A federal judge this week tossed out a lawsuit filed against the District of Columbia in which a group of child care workers said they were wrongly fired when the city wanted to privatize their jobs.
In an opinion issued Monday night, Senior Judge Thomas Hogan of the U.S. District Court for the District of Columbia dismissed the suit, writing that its claims did not belong in a federal court. The union alleged that the District violated its members’ Fifth Amendment right to due process when it let them go. But Hogan found the case did not reach the standard of a constitutional dispute.
“Mindful of the Supreme Court’s admonition not to permit the Due Process Clause to ‘transform every tort committed by a state actor into a constitutional violation,’ this Court finds that Plaintiffs have failed to state any plausible claim for relief,” Hogan wrote.
The union first sued the District in August to stop the Department of Parks and Recreation from terminating about 165 workers as part of an effort to outsource its child care services to private providers. The D.C. Council voted unanimously to stop the department from contracting out the jobs. But the department ignored the vote on grounds that they were facing a budget shortfall.
In its suit, the union claimed District officials had created the shortfall as a pretext for the firings by moving funding away from the Parks and Recreations budget without the necessary council approval.
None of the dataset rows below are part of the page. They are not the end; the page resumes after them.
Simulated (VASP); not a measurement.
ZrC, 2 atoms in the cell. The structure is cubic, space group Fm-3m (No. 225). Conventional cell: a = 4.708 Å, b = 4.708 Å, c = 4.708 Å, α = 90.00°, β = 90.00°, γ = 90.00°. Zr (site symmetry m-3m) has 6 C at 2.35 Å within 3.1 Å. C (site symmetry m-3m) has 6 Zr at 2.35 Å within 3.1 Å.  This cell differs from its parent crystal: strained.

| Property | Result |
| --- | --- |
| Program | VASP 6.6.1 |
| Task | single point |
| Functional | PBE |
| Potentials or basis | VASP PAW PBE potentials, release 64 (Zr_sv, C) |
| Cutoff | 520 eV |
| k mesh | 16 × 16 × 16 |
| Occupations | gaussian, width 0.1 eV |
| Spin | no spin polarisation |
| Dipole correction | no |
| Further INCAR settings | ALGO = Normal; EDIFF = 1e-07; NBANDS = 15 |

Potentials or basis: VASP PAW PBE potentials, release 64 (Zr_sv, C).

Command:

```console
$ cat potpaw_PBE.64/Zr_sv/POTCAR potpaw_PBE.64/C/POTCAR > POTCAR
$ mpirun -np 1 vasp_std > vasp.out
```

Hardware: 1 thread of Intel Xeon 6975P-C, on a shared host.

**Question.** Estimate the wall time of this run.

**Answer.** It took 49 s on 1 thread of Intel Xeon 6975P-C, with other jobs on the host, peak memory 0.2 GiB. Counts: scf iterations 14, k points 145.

In his opinion, Judge Hogan found that while it was possible the officials had violated District law, the firings did not meet the constitutional standard of “shocking the conscience.”
The union’s lawyer, Donald Temple of Washington’s Temple Law Offices, said he “definitely” plans to refile his suit at the Superior Court of the District of Columbia.
“It’s wrong,” he said. “They’re clearly privatizing. They’re clearly violating the reduction in force laws. We just thought at least there was a hook on substantive due process.”